October 28, 2014 Travel Goods No Comments Email Email

It’s often a last-minute item in our travel planning, but luggage can make or break our travel experience. How you take your belongings with you, knowing the rules at airports and understanding the role of airlines with regard to your luggage can be the difference between a stress-free holiday and an emotionally strung one fraught with security problems.

Anton Botha, Brand Manager at Paklite, one of Australia’s longest-established travel goods companies, says, “That most of us think about luggage at the last-minute of our travel planning means Australians aren’t travelling as smart as they could be. Travellers need to research luggage options, weight allowances and security requirements to ensure their trip is as stress-free as possible, leaving more time for the important things – relaxation and adventure!”

Anton shares eight travel tips to ensure your luggage doesn’t become unwanted baggage on your upcoming spring/summer trip.

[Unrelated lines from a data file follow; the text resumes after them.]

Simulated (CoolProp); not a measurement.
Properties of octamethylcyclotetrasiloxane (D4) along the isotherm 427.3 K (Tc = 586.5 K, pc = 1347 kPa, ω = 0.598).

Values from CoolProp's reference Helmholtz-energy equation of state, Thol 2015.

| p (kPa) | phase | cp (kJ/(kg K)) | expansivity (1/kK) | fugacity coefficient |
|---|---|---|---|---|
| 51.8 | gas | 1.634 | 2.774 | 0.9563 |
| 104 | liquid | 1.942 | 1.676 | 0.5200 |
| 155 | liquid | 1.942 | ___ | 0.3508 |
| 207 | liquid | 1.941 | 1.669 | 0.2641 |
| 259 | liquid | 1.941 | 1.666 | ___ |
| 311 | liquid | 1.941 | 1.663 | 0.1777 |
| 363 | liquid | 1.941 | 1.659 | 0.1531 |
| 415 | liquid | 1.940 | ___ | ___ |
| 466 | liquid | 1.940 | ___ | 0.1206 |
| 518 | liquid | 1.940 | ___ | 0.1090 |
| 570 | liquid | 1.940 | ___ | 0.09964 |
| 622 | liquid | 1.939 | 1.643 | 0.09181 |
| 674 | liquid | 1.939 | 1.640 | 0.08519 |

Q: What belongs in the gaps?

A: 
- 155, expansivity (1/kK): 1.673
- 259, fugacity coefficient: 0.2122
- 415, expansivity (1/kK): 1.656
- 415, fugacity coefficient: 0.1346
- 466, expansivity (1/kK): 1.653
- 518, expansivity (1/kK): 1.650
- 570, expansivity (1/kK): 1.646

  1. Choose luggage that’s instantly recognisable. A bold-coloured case is a better security option, Anton says. “Despite the options available on the market, the majority of Australians travel with black luggage. These take longer to identify on a luggage carousel, especially when most of us are tired after a long-haul flight. The longer your case sits on that carousel, the greater the chance that someone else has taken off with it. Bright-coloured luggage may also deter thieves, as they’re less likely to take off with an item that attracts attention.”
  1. Keep valuables and personal documents out of check-in luggage. “If you can’t live without it, pack it in your cabin luggage. Electronic storage devices don’t only hold a monetary value, but also a lot of personal photos, memories and information that’s priceless,” Anton says. Never put personal information in your check-in luggage either. “Any information that identifies you and reveals your hotel or contact details should be carried in cabin bags only. If your luggage does get into the wrong hands, thieves cannot track you or steal your identity. Your name and flight number on your luggage tags will be sufficient for airline crew to track you down if you and your luggage are separated.” 
  1. Choose a case with TSA security locks. TSA locks meet the high standards of the US Transportation Security Administration. These locks enable security staff to access your luggage for inspection, as airline security at all US and UK airports hold a universal key. Security staff have the right to break non-TSA locks if inspection is required, often rendering the luggage defective.
  1. Make claims against damage within 24 hours. Most travellers don’t realise they may be able to make claims against luggage damaged in transit with their airline – even without having travel insurance. “Be sure to make the claim immediately. The airline is less likely to resolve the issue if you’ve waited more than 24 hours or have already left the airport,” Anton says.
  1. Research costs for large check-in items. Check that your airline allows you to check in prams, surfboards and other large accessories free of charge. “Some airlines do charge a fee. Even if they don’t, make sure they’re not charging you more elsewhere – such as in the overweight baggage fee.”
  1. Check luggage weight limits and costs. It’s easy to get caught out and pay unexpected fees for overweight bags. For long-haul travel, be sure to check weight allowances and costs across all your interconnecting flights, as limits vary between airlines. “Children are often given the same weight allowance as adults – take advantage of this and store any excess items in their luggage, if needed,” Anton says.
  1. Pack to ensure priority items are easy to reach. To save time checking-in, ensure all electronics are placed at the top of your luggage as these must be removed before passing through customs. “It’s also a good idea to keep items you may need immediately when reaching your destination, such as a jacket or raincoat, at the top of your case,” Anton says.
  1. Tailor your luggage to your destination. Hard cases, such as Paklite’s Cyborg range, are the most stylish, durable and lightest option. They are ideal for air travel – they will keep your belongings safe when the case gets knocked about – and will look the part at 5-star hotels, cruises and resorts. Soft cases, as the name suggests, can be a little bit more forgiving when it comes to squeezing in-between train seats, through narrow passageways, and into aircraft overhead cabins. An example is Paklite’s Flightweight range which can fold completely flat for ease of storage. If you are keeping your luggage with you most of the time – such as when backpacking or during adventure travel – duffels and backpacks are the most comfortable option.